UCA Epsom Artists’ Books collaboration with Epsom Public Library (Surrey Libraries)

UCA Epsom Library is collaborating with Epsom Public Library with Artist Books

UCA Epsom will be displaying their Artist Books at Epsom Public Library between April – May, and there will also be a talk from Graphic Design UCA Lecturer Mike Nicholson

This is a free but ticketed event. To book please see the Surrey Library webpage

Artist Book,  Common Senses, by Mike Nicholson

Artist Book, Common Senses, by Mike Nicholson

‘Artists’ books refers not to literature about artists nor to sculptures constructed from books but to works by visual artists that assume book form’.

‘An artists’ book may have images without words or narratives without images. It may assume sculptural form as a pop-up book or investigate the nature of the book format itself’. ‘Many artists working in other media turned to books as a form suited to expressing ideas too complex for a single painting, photograph or sculpture’.
Quote from Artspeak: a guide to contemporary ideas, movements and buzzwords.

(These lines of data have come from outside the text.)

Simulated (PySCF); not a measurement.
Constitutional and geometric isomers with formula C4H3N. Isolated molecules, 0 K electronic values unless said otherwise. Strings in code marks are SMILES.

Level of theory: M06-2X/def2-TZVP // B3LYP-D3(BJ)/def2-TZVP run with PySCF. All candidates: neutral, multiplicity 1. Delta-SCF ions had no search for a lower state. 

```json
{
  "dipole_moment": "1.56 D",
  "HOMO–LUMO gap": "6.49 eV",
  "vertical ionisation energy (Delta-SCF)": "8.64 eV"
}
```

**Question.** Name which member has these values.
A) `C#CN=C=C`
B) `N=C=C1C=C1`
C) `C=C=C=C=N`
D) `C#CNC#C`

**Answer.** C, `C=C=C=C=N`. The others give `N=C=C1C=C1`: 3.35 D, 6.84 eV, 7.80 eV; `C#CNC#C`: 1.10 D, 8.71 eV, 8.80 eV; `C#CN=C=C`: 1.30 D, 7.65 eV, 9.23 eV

This display is a selection of artists’ books from the University for the Creative Art’s library at the Epsom campus featuring books published by Four Corners Books, Weproductions, Book Works, Upper Playground, Analogue Books and includes self-published books. So far the collection spans 1987 to the present day.

The collection includes the award winning Illiers Combray by Helen Douglas and Zoe Irvine, and the wonderfully titled Three Songs and a Camper Van by John Bently (Liver and Lights No.36)

Of particular note is the Four Corners Books edition of Dracula with its yellow clothbound cover echoing the first UK edition – the designer, John Morgan utilized particular typefaces to denote diary entries, letters and newspaper cuttings to reinforce the different layers of storytelling.

The collection is intended to demonstrate the diverse and creative nature of artists’ books from the colour photocopied zine to fine laser cut work, to the lavishly produced. All have a unique view of the world and the information they represent. The collection is open to the public for reference use.